Case Law Details
DCIT Vs Teleperformance Global Services Pvt. Ltd. (ITAT Mumbai)
ITAT Mumbai held that approved sanctioned scheme of amalgamation is binding on the authorities and the same cannot be permitted to be challenged in a collateral proceeding.
Facts-
The assessee is engaged in the business of IT & IT enabled services. The Ld.AO observed that assessee on 30/7/2010 sold 6,44,285 equity shares in M/s Sparsh BPO Services Pvt Ltd for Rs.12,88,57,000/-. These shares were purchased by the assessee on 7/7/2008 for Rs.12,88,57,000/-. The Ld.AO observed that as on the date of sale of these shares, the assessee (SKR BPO) was very much in existence and the assessee, namely, SKR BPO, got amalgamated with the erstwhile company, M/s Serco BPO with effect from 7/7/2011. The Ld.AO observed that the shares in M/s Sparsh BPO Services Pvt Ltd was valued at Rs.200/- in the balance-sheet of SKR BPO which continued to be valued at Rs.200/- per share in the balance-sheet of M/s Serco BPO, after the sale of shares by SKR BPO. He observed that at the same time, Serco BPO became eligible to carry forward the long term capital loss incurred by SKR BPO consequent to the amalgamation.

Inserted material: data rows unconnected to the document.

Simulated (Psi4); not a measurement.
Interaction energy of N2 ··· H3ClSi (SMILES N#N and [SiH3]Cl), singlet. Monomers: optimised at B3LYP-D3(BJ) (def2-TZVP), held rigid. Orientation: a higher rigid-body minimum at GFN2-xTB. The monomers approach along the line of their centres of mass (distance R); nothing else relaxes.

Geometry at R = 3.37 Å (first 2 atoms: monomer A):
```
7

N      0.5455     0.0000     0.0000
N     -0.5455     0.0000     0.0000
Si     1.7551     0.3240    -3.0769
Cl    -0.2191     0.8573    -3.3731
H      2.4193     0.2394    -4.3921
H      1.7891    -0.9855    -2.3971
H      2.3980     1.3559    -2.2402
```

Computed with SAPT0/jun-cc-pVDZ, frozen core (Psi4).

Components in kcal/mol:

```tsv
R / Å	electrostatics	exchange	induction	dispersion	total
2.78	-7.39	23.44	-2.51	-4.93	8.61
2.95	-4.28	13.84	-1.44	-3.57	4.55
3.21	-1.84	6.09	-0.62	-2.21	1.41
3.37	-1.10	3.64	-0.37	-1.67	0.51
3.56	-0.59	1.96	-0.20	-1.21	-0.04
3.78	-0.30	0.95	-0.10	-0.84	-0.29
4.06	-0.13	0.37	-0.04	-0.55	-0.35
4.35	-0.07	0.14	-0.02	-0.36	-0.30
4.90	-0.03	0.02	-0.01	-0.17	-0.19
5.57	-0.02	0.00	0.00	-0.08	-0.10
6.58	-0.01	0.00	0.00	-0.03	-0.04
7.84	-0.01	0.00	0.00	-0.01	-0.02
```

Accordingly, the Ld.AO held that SKR BPO sold the shares at purchase cost only with a view to claim fictitious losses and concluded that the sale transaction was not a genuine transaction and was a colourable device. With these observations, the Ld.AO proceeded to disallow the claim of long term capital loss of Rs.2,85,61,088/-.